Ethereum: How long-term staking could fuel ETH’s next breakout

ambcryptoPublished on 2026-01-09Last updated on 2026-01-09

Abstract

2026 has seen a surge in altcoin activity, with the Altcoin Season Index rising 35% in under 48 hours. However, unlike previous cycles, this rally is not being led by Ethereum (ETH). ETH dominance (ETH.D) has declined, and its price pulled back nearly 5% from $3.3k, while the ETH/BTC ratio also dropped 3%. This indicates weak rotational flows into ETH compared to top performers like Monero. Despite this, a significant shift is occurring: Ethereum staking is at a three-year high, with 1.7 million ETH queued to enter staking and zero exits. This reflects a move from short-term trading to long-term strategic holding, driven by attractive staking rewards. This growing supply shock could position ETH for a strong breakout once market sentiment turns risk-on, potentially giving it a key advantage over Bitcoin and other altcoins.

2026 has kicked off with rivalry among altcoins heating up.

From a macro lens, the Altcoin Season Index has jumped to October levels, recording a 35% jump in under 48 hours. Meanwhile, Bitcoin dominance (BTC.D) is running into strong resistance around the 60% mark.

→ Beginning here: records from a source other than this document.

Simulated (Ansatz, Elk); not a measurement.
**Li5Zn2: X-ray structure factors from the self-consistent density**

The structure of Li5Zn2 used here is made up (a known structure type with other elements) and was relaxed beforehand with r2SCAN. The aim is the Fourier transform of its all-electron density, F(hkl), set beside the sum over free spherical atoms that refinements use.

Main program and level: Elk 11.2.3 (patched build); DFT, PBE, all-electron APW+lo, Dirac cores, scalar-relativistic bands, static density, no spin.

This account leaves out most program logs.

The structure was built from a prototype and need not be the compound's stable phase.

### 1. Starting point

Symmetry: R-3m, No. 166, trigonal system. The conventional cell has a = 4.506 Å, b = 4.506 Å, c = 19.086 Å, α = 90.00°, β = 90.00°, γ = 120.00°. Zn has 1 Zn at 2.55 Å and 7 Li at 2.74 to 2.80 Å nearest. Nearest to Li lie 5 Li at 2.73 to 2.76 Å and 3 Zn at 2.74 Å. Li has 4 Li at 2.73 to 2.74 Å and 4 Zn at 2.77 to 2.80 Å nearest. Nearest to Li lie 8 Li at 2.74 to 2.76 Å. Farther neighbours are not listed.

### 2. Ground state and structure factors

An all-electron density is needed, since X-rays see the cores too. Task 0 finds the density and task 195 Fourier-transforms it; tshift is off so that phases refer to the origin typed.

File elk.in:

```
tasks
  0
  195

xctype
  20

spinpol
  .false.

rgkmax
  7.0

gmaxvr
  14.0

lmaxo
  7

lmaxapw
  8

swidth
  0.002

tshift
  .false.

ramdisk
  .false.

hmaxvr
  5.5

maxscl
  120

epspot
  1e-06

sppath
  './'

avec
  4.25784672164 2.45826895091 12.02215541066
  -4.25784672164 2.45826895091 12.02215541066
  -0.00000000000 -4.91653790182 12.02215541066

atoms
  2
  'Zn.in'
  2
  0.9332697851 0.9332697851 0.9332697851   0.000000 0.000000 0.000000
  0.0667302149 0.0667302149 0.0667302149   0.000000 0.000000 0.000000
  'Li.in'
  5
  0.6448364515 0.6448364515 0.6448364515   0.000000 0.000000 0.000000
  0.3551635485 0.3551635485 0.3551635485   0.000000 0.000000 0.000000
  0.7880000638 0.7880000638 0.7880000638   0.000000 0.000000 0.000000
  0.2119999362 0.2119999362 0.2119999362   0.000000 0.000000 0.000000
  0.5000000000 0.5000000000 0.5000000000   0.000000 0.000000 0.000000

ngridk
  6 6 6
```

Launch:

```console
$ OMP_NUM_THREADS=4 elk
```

As a result, capital rotation into altcoins is becoming increasingly evident. That said, when shifting focus to Ethereum dominance (ETH.D), it appears this round of altcoin rotation isn’t being led by Ethereum [ETH].

As the chart shows, ETH.D rolled over right as the Altcoin Season Index rebounded. Over the same window, Ethereum saw a near-5% pullback from the $3.3k level, while the ETH/BTC ratio also logged a 3% breakdown.

Put simply, the usual Ethereum-led altcoin rally isn’t showing up this time.

Naturally, the question arises: Is the lack of rotational flows taking some of ETH’s edge and holding back a breakout? So far, however, a different set of flows appears to be emerging, likely defining Ethereum’s edge this cycle.

Ethereum moves from quick bets to strategic plays

Ethereum investors are showing a clear preference this cycle.

In the altcoin market, Monero [XMR] is leading with a 55% gain over the last 90 days, while ETH is up just 5%, lagging XMR by nearly 10x. Technically, that’s a clear sign of weak rotational flows into Ethereum.

That said, the picture changes when you look deeper. Ethereum staking flows are holding strong, with zero exits and 1.7 million ETH queued to stake over the next 30 days, pushing the blue band to a three-year high.

Put simply, ETH flows are shifting from short-term bets to long-term plays.

The driver? Staking rewards. 21Shares, for example, will start paying HODLers on January 9 at $0.010378 per share, giving a solid reason to keep ETH locked and reinforcing this shift toward a long-term strategy.

As a result, Ethereum is holding a tight range while Bitcoin [BTC] chops sideways. In the past, setups like this would have pushed short-term capital into ETH as a quick hedge. Now, things are starting to change.

With Ethereum flows shifting, the growing staking supply shock could set the stage for a breakout once the market turns risk-on, potentially giving Ethereum a “real edge” over Bitcoin and other altcoins.


Final Thoughts

  • Ethereum flows are shifting from short-term bets to long-term plays, driven by strong staking demand, signaling a strategic shift in investor behavior.
  • This shift could fuel ETH’s breakout once the market turns risk-on, potentially giving it an edge over BTC and other altcoins.